Yesterday, we took the train up and across the border to Birmingham, England, to see the exhibition “Love Revealed: Simeon Solomon and the Pre-Raphaelites” at the Birmingham Museum & Art Gallery. Deceptively saccharine, the title of this show (borrowed from Solomon’s fanciful dream narrative “A Vision of Love Revealed by Sleep”) also refers to the Victorian artist’s troubled life, to the disclosure of his secret and the end it meant for his career as a commercially viable painter.

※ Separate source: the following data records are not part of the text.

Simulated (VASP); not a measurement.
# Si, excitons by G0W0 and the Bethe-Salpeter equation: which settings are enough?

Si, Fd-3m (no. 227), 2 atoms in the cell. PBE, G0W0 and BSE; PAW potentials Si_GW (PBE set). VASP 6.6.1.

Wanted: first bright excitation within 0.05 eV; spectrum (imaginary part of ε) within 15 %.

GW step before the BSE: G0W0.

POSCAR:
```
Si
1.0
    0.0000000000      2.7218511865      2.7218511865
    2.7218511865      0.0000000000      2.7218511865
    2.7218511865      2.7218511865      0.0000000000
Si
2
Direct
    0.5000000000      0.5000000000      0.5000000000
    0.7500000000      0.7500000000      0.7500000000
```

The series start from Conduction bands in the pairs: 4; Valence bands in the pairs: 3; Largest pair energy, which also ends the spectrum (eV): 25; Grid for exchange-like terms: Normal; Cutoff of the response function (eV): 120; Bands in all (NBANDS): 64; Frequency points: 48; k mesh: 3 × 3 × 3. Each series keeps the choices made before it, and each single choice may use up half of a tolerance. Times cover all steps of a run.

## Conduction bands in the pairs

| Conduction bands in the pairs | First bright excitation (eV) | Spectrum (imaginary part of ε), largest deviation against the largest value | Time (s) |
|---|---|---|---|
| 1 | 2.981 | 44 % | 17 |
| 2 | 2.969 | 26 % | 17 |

There was nothing sensationalistic about this staged revelation; and even though Solomon’s paintings and drawings do not always stand up particularly well when placed alongside the works of his better known contemporaries, “Love Revealed” did not leave me with the impression that this rather obscure artist is being deemed due for a revival chiefly because certain academics with an agenda think his private life under public scrutiny, his outing and ousting, fascinatingly queer or historically significant enough to warrant such a tribute. The past may come back to haunt us—but it may also be revealed, at last, in a light that is different without being garish.
Christmas, of course, is just the time to conjure up haunting spirits; the telling of ghost stories during the season when days are darkest is a tradition in Britain, Dickens’s “A Christmas Carol” being the most famous of them all. On US radio, updates of Ebenezer Scrooge were attempted on programs as diverse as Blondie (“Scrooge,” 15 Dec. 1939), The Six Shooter (“Britt Ponset’s Christmas Carol,” 20 Dec. 1953), and the syndicated propaganda series Treasury Star Parade (ca. 1942), in whose seasonal offering, “The Modern Scrooge ($18.75),” the reformed old miser becomes an air-warden.
The past was not always the exclusive domain of pastiche, however. On this day, 20 December, in 1959, a rather more gritty ghost story was presented by Suspense, an anthology of radio thrillers heard over the Columbia Broadcasting System in the United States between 1942 and 1962. Titled, “A Korean Christmas Carol,” the play tells the strange tale of an American soldier stationed in Korea, Christmas 1958.
On his way to Seoul, he picks up a hitchhiker, a fellow soldier who relates his own experience fighting in Korea some seven Christmases earlier. Insensitive to the icy weather and oblivious to the cigarette smoldering between and singeing his fingers, the stranger seems to be dwelling wholly in the past. When he steps out of the car and disappears into the darkness, he leaves behind his AWOL bag, forcing his listener to follow his path. But instead of taking him straight to some barracks or military installation, the path leads to a secluded orphanage. It is here that the ghosts of Christmas past, present, and future crowd in on our haunted storyteller.
Featuring the non-traditional holiday sounds of fierce machine gunfire, the play opens and closes with a choir of Korean children—the orphans of the war to whom the mysterious hitchhiker, himself a casualty of war, sets out to deliver a bag of toys by turning the driver-narrator into his earthly messenger. Having died to save his comrades, he now returns to remind and guide his countrymen to look after the offspring of those whose lives he took.
“A Korean Christmas Carol” is a story of sacrifice and redemption, a story of making amends—a story of love revealed in a vision of death. Will the present war on terror produce or inspire any such ghost stories to be shared underneath the Christmas tree in the decades to come?